Press Information Notice: IMF Concludes Article IV Consultation with New Zealand
January 12, 1998
|Public Information Notices (PINs) are issued, (i) at the request of a member country, following the conclusion of the Article IV consultation for countries seeking to make known the views of the IMF to the public. This action is intended to strengthen IMF surveillance over the economic policies of member countries by increasing the transparency of the IMF's assessment of these policies; and (ii) following policy discussions in the Executive Board at the decision of the Board.|
The IMF Executive Board on November 7, 1997 concluded the 1997 Article IV consultation1 with New Zealand.
Over the past decade, innovative policy reforms have resulted in an outward-oriented, competitive, and dynamic economy. Since 1991, GDP has grown by an average of 3½ percent per annum, unemployment has been reduced from 10½ percent to 6¾ percent, and inflation has been kept close to 2 percent. Further, the government operating budget has been in surplus for four consecutive years, reducing net debt by half, to 27 percent of GDP.
During 1995 and 1996, the prolonged expansion, together with unexpected shocks, caused underlying inflation to breach the ceiling of the 0–2 percent target band. In response, the Reserve Bank moved to reinforce an already tight monetary policy stance. High real interest rates and a sharp appreciation in the New Zealand dollar have resulted in underlying inflation declining from an annual rate of 2.4 percent in December 1996 to 1.8 percent in September 1997. Meanwhile, output growth has slowed, to an annualized rate of only 1½ percent in the first half of 1997, as private investment and consumption—the motors of the expansion—decelerated, and output has now fallen slightly below its potential. Employment growth has also stagnated, and the unemployment rate has risen to 6¾ percent, from 6 percent at the end of 1996.
Despite the slowdown in domestic activity, the current account deficit has widened markedly, to 6½ percent of GDP (national definition) in the June 1997 year. Three factors have been responsible: the goods and services surplus has declined as the exchange rate has appreciated and competitiveness has deteriorated; the investment income deficit has risen as payments on external liabilities have increased significantly and earnings on New Zealand’s overseas assets have fallen; and migrant transfers have declined following a tightening of immigration policy.
In December 1996, the inflation target band was widened to 0–3 percent, and the Reserve Bank refocused its policy on the new 1½ percent inflation point target. With inflationary pressures declining, the Reserve Bank has been able to ease monetary conditions since the beginning of the year. This has occurred mainly through the exchange rate, with the real effective rate depreciating by 6 percent during April–September, although it still remains above its longer-term trend. Short-term interest rates have also fallen, but remain above 6 percent in real terms.

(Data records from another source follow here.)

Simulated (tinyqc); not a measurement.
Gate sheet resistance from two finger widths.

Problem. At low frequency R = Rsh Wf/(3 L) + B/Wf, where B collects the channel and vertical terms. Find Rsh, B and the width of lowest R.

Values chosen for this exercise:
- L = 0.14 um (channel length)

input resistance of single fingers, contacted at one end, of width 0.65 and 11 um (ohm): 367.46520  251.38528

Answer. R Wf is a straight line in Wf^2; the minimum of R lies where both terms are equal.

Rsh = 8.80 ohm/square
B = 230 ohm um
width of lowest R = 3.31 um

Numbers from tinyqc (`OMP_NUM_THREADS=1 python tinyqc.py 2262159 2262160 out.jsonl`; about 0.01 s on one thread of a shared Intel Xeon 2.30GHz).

The fiscal surplus has narrowed from 3½ percent of GDP in the 1995/96 fiscal year (July–June), to 2 percent in 1996/97. While part of this reflected the cyclical slowdown, there was also a structural deterioration as income taxes were cut (by the equivalent of 1 percent of GDP). The 1997/98 budget projected a further decline in the surplus to 1½ percent of GDP. This reflects, in part, a further decline in the structural budget position in response to increased expenditures on health, education, and pensions.
Executive Board Assessment
Executive Directors commended the authorities for implementing rigorous macroeconomic policies and innovative reforms, including a transparent macroeconomic policy setting process and public sector accounting framework, that had transformed the economy into one that is outward-oriented and dynamic. For the past several years New Zealand has been reaping the benefits of reforms—economic expansion has been generally robust, the unemployment rate is among the lowest in the industrialized world, and inflation is low.
Directors observed that the economy is now facing several challenges. Growth has slowed, the structural fiscal surplus has been reduced, private savings is low, competitiveness has deteriorated, and the current account deficit has widened. While noting the continuing international confidence, Directors considered that the sizable external imbalance posed risks, given New Zealand's already high stock of external liabilities and its vulnerability to external shocks. Directors generally believed that it would be advisable for the authorities to tighten policies to minimize the risks, particularly in light of current regional uncertainties, with a number of Directors considering that fiscal tightening could be achieved by scaling back medium-term expenditure plans. A tighter fiscal position would also enable a more balanced policy mix and allow the monetary stance to be eased somewhat further, alleviating the strain on the export sector.
Directors noted that the aging of the population would put pressure on the fiscal position over the longer term, and commended the authorities for their forward-looking efforts to meet those pressures. Noting the recent referendum result rejecting the government's proposal to privatize the pension system, Directors encouraged the early consideration and implementation of measures to reduce the fiscal cost of the public pension scheme, noting that a number of possibilities had been under discussion in New Zealand, including raising the retirement age, reducing the replacement rate, and means-testing benefits. Directors also noted the advantages of moving quickly to implement the health-care reform policy, and hoped that it would provide more scope for competition between the public and private sectors.
Directors observed that the current monetary policy framework has successfully maintained price stability. In particular, the requirement that the Reserve Bank bring inflation back to target quickly, following deviations from a narrow target band, has built credibility and reduced inflation expectations. A number of Directors agreed with the staff that there might be scope to adopt a more gradualist approach to correcting inflation deviations, so as to better allow for the long lags of monetary policy; but Directors also cautioned that this approach must be supported by an appropriate fiscal policy, to preserve credibility. Some other Directors believed that the current approach taken by the Reserve Bank was appropriate. Directors thought that the recently adopted monetary conditions index provided a useful additional signaling device, but cautioned that it should not be used as a rigid intermediate target.
Directors endorsed the authorities' efforts to raise potential growth by improving educational quality, encouraging labor force participation, and further deregulating the economy. However, the level of dependency on government benefits remains high, and Directors encouraged further efforts to tighten eligibility criteria and to enhance incentives for work. Directors also called for a careful review of government support for the monopoly agricultural export boards, as deregulation could improve export competitiveness. In that context, some Directors noted the need for the liberalization of agricultural trade in other countries.